The Ummah’s Awakening: Signs of Hope and What We Must Do Now

Despair is exactly what the enemies of this Ummah want you to feel. A despairing person does not act. A despairing people do not rise. But look beneath the surface — the Ummah is not dying. It is waking up.

Picture of Imtinan Ahmad

Imtinan Ahmad

Founder, The Fikr Movement

If you look only at the surface — the wars, the poverty, the political dysfunction, the corruption in Muslim leadership — it is easy to despair. And despair is exactly what the enemies of this Ummah want you to feel. A despairing person does not act. A despairing people do not rise. Despair is the most effective weapon ever deployed against a civilisation.

But look beneath the surface. Look at what is actually happening. In the last decade, millions of Muslims around the world — particularly the young — have returned to their deen with a depth and a seriousness that their parents’ generation did not have. Mosques in the West are full of converts. Islamic scholarship is being produced in languages and formats the world has never seen before. The Ummah is not dying. It is, in many ways, waking up.

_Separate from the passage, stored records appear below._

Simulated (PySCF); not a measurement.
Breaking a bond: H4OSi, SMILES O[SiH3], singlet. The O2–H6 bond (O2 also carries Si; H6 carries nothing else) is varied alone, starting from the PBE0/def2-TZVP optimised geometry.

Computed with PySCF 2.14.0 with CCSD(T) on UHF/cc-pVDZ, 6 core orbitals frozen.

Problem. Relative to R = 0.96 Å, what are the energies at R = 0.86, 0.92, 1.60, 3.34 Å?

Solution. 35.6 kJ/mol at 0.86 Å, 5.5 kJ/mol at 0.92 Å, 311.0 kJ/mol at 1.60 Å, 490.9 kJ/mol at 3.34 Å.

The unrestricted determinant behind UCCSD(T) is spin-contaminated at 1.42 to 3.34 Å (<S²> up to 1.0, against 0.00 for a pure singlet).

The Signs You May Have Missed

The global boycott movement against companies complicit in occupation — led significantly by ordinary Muslim consumers — has cost major corporations billions. This is not a small thing. Economic pressure, when organised and sustained, changes behaviour. The fact that ordinary people, with no political power, could move markets — this is a new kind of Muslim agency.

The explosion of Islamic content — podcasts, lectures, books, social media — means that for the first time in centuries, a Muslim in rural Pakistan and a Muslim in suburban Toronto are accessing the same scholarship, the same ideas, the same conversations about identity, faith, and global affairs. The Ummah has never been more informationally connected. Information is the beginning of organisation.

“A people who know their Lord, know their history, and know their purpose — cannot be permanently defeated.”

What the Quran Says About This Moment

Allah’s promise is not vague. It is specific. “And We wanted to confer favour upon those who were oppressed in the land and make them leaders and make them inheritors.” — Quran 28:5. This verse was revealed about Bani Israel under Pharaoh. But it is a universal law. The oppressed — if they hold to their covenant with Allah — will be made inheritors of the earth.

The condition is crucial: “if they hold to their covenant with Allah.” Not if they have the best army. Not if they have the most money. Not if the geopolitics are favourable. If they hold to their covenant. That covenant is Salah. That covenant is honesty. That covenant is justice. That covenant is the Quran — lived, not merely recited.

Your Role in the Ummah’s Story

History is not made only by generals and politicians. It is made by mothers who raise children with iman. By teachers who tell the truth in classrooms. By businessmen who refuse to deal in haram. By scholars who speak when silence would be safer. By ordinary Muslims who — in the privacy of their bedrooms, in the middle of the night — make sujud and weep for their Ummah.

You are part of this Ummah. Not a spectator — a participant. Every good deed you do strengthens the collective body. Every time you choose halal over haram, you are making a political statement. Every time you make du’a for your brothers and sisters in Kashmir, in Gaza, in Yemen — you are exercising a power that no superpower can block, no algorithm can suppress.

“The Ummah’s darkest hour has always come just before its greatest dawn. Do not mistake the darkness for the end.”